Reflections on the Art Crawl

 

This past weekend I participated in the St. Paul Art Crawl--opening up my home/studio to show my artwork to the public. The mission of the Art Crawl is to provide an opportunity/venue for artists to share their work with the public. It is an artist-run event and resident artists share their work from their studio, giving the public the opportunity to see "where it all happens". 

I have been participating in the Crawl for the past four years. Some may say that fact alone makes me a glutton for punishment. Since I am still in recovery mode, I will not beg to differ. Initially, I participated in the Crawl from my Jax studio, which was located outside my home (I no longer have this studio). Two years ago when I moved into the Tilsner Artist Co-operative, a live-work space for artists, I began participating in the Crawl from this live-work space.

It's not easy opening up your home for such an event. Not only is there artwork to hang (something I hate doing!), but deep cleaning as well! The week prior to the event is a whirlwind of cleaning, painting, hanging, and rearranging furniture to turn our home into a gallery for the weekend.

This is the "Before" shot (with set-up in progress):

 

 

As you can see by the first photo, some serious rearranging was done for the Crawl!

Besides the cleaning for the event, there is also what I call the "Weather Watch". Somewhat like a bride prior to the Big Day, I start watching the weather about ten days out to guage how it might impact event attendance. Too cold and people want to stay cuddled up at home. Too nice and people want to savor the outdoors. Rain? People don't want to get wet. And snow? Don't even bother opening your door. Believe me, I have experienced all these weather scenarios.

This year the weather seemed to be largely a non-issue. It was unseasonably warm for October, but had been all week so people weren't afraid of squandering the last nice day of the season.

So Friday night finally arrived and whether I was ready or not, the event was set to begin. As the Crawl kicks off, I am always filled with anticipation and hopeful expectations. There is a mixture of nervousness as I wonder what sort of feedback I will get about my work. And even though I try to caution myself, I am always hopeful that maybe, just maybe I will sell some of my work.

Friday night the crowd is light, but the mood is festive. It's not hard to feel the electric charge in the air as artists open their doors to the public. This art crawl I have my two art buddies, Sam and Tara, showing their artwork in the hallways outside my apartment. The Tilsner, like many other buildings, have guest artists showing in available space. The three of us enjoy a Friday night visit from our WARM mentor, Brenna. Other friends stop by as well. The visits from friends keeps our spirits up, but it has been a long night with no sales.

The night ends and it's time to catch a few winks before the Crawl begins again. Saturday is a long day with hours from Noon to 8 pm. I wake up and feel exhausted. The busy week is catching up with me. I drink a cup of coffee and get my game face on.

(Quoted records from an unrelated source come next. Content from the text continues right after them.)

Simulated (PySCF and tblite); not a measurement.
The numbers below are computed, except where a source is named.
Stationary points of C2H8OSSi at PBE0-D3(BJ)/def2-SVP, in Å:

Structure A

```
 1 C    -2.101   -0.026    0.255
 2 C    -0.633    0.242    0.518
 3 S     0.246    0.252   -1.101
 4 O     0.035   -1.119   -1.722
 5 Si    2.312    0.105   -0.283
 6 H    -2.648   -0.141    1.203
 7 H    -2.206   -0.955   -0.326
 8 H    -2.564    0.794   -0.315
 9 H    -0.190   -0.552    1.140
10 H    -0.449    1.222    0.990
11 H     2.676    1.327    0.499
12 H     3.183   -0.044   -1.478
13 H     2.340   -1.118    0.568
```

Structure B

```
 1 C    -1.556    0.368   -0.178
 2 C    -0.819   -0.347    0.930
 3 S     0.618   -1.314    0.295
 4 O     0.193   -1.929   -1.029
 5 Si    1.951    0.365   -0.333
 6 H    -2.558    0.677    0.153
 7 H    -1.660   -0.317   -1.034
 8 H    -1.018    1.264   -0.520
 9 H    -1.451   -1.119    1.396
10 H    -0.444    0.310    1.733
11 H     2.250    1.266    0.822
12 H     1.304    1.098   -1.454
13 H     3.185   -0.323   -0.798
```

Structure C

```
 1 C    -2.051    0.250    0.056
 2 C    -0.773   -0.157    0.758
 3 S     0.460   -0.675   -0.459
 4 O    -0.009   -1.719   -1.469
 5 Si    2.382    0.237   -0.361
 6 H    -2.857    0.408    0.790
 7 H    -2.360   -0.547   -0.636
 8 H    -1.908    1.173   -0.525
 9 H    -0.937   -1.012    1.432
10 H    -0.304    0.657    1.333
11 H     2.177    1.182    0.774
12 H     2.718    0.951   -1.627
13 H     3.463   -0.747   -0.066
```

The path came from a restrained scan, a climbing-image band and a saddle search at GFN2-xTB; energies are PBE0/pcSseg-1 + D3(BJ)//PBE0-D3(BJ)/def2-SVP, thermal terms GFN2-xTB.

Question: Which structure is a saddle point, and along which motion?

Crowds are typically light the first few hours on Saurday and this year was no exception. People venture in and out, commenting about what a beautiful unit we have. I feel as if I'm talking more about my home than my art. Since I am one of the few units open on the first floor, our unit is the first that most visitors see. And I'll admit, our place is striking...18 foot ceilings, floor to ceiling windows allowing light to pour in, the brick wall...it all grabs your attention. I also know that seeing these artist lofts is part of the appeal of the Art Crawl...but for a while there, I thought I was trapped in the Parade of Homes, not an Art Crawl. People would walk out saying how much they liked our unit and then almost as an afterthought, add that they also liked my art.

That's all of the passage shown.